Greece Cracks Down on Airbnb, Landlords Pivot to Long-Term

The government is offering an attractive deal: a three-year income tax exemption for homes up to 120 sq.m. that switch from Airbnb to long-term leasing—or return to the market after years of vacancy.

For years, short-term rentals like Airbnb were the “golden goose” for thousands of Greek property owners: fast profits, high demand from tourists, and far better returns than traditional leases. But the tide is turning.

As of today, new restrictions, tighter inspections, and heavier tax burdens are reshaping the landscape. Many landlords are now reconsidering their options and turning back to long-term rentals, where stability—and significant tax breaks—await.

New rules, big fines

Any lease lasting up to 59 days is officially “short-term.” To rent legally, owners must register their property, obtain a listing ID, and file declarations with the tax authority for every booking. Non-compliance is costly: fines start at 5,000 euros and can soar to 40,000 euros in severe cases. In some areas, such as central Athens, new Airbnb registrations have already been frozen.

Tax burdens squeeze profits

The financial rules are equally tough. Owners with up to two properties are taxed as individuals, but those with three or more are treated as businesses. That means 13% VAT, plus a climate resilience levy, an accommodation fee, and an additional municipal tax. For many, the bottom line is shrinking fast, raising doubts about whether Airbnb is still “worth it.”

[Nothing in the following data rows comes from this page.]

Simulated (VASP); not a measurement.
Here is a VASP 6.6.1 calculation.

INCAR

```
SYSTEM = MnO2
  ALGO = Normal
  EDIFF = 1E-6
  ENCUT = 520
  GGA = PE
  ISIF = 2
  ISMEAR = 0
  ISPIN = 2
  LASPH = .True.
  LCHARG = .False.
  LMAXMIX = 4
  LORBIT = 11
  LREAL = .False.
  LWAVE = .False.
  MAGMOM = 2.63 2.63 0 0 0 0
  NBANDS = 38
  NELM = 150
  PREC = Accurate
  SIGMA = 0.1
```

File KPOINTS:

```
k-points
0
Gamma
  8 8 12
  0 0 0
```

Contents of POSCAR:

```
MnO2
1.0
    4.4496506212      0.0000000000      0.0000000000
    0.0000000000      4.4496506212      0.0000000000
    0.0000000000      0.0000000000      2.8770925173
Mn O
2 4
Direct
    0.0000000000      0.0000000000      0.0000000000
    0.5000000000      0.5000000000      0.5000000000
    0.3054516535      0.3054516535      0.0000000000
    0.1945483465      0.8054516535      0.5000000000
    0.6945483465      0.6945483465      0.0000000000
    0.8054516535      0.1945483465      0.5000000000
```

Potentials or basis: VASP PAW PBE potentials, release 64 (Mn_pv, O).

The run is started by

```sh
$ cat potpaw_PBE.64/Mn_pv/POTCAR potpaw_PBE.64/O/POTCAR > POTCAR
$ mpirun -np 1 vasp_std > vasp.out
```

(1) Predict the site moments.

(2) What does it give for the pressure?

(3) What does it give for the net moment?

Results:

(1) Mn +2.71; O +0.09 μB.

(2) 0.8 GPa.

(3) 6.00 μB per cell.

Incentives for long-term rentals

To ease the housing crunch, the government is offering an attractive deal: a three-year income tax exemption for homes up to 120 sq.m. that switch from Airbnb to long-term leasing—or return to the market after years of vacancy. The measure applies until 2026, with possible extensions to 2027.
If a lease ends early, landlords can still keep the benefit as long as they secure a new tenant within three months.

Broader tax reforms ahead

The package also includes sweeping changes for all landlords:
• A new 25% tax rate on annual rental income between 12,001 euros and 24,000 euros, effective 2026.
• Mandatory rent payments via bank transfer.
• A unified property register (M.I.D.A.).
• Gradual reduction of property tax (ENFIA) on primary homes in villages under 1,500 residents, leading to full abolition in 2027.
• Extended tax breaks for renovations and new builds.

Greece’s Airbnb era is not over—but the easy money days are. For many owners, the safe bet may once again be the traditional, steady tenant.